While sounding very much like an electric guitar, Lennon played it on an acoustic-electric guitar (a Gibson model J-160E), employing the guitar’s onboard pickup and 1960s sound effect devices to make the acoustic guitar sound more electronic. The intro riff around a D major chord progresses to a C, then a G, where the G major vocals begin. Just before the coda, Lennon’s intro riff (or ostinato), is repeated with a bright sound by George Harrison on electric guitar (a Gretsch Tennessean), followed by the more “electric” sound of John’s amped acoustic.
ON THIS DATE (47 YEARS AGO)
October 18, 1964…The Beatles recorded “I Feel Fine” which includes the earliest example of the use of feedback as a recording effect.
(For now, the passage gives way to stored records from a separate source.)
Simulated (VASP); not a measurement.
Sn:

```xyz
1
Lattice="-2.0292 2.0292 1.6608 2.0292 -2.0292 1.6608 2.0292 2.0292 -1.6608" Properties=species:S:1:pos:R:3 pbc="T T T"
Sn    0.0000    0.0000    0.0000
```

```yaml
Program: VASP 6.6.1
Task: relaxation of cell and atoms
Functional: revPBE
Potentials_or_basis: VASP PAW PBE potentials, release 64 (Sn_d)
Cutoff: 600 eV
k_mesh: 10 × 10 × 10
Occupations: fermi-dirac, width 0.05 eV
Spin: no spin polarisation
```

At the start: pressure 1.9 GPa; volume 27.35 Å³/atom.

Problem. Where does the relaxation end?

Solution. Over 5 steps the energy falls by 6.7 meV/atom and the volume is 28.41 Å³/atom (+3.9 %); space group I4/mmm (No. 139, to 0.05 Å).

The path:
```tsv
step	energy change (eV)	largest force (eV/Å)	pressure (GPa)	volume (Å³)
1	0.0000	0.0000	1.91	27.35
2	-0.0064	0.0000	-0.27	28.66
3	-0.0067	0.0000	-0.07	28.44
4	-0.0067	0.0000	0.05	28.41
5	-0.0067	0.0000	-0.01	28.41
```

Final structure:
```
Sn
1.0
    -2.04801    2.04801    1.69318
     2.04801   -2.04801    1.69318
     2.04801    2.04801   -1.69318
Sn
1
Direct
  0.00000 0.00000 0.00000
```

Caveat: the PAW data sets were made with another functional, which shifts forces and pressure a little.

At the time of the song’s recording, the Beatles, having mastered the studio basics, had begun to explore new sources of inspiration in noises previously eliminated as mistakes (such as electronic goofs, twisted tapes, and talkback). “I Feel Fine” marks the earliest example of the use of feedback as a recording effect. Artists such as The Kinks and The Who had already used feedback live, but Lennon remained proud of the fact that the Beatles were the first group to actually put it on vinyl.
The intro to “I Feel Fine” starts with a single, percussive (yet pure-sounding) feedback note produced by plucking the A string on Lennon’s guitar. This was the very first use of feedback on a rock record. According to McCartney, “John had a semi-acoustic Gibson guitar. It had a pickup on it so it could be amplified… We were just about to walk away to listen to a take when John leaned his guitar against the amp. I can still see him doing it… it went, ‘Nnnnnnwahhhhh!” And we went, ‘What’s that? Voodoo!’ ‘No, it’s feedback.’ Wow, it’s a great sound!’ George Martin was there so we said, ‘Can we have that on the record?’ ‘Well, I suppose we could, we could edit it on the front.’ It was a found object, an accident caused by leaning the guitar against the amp.”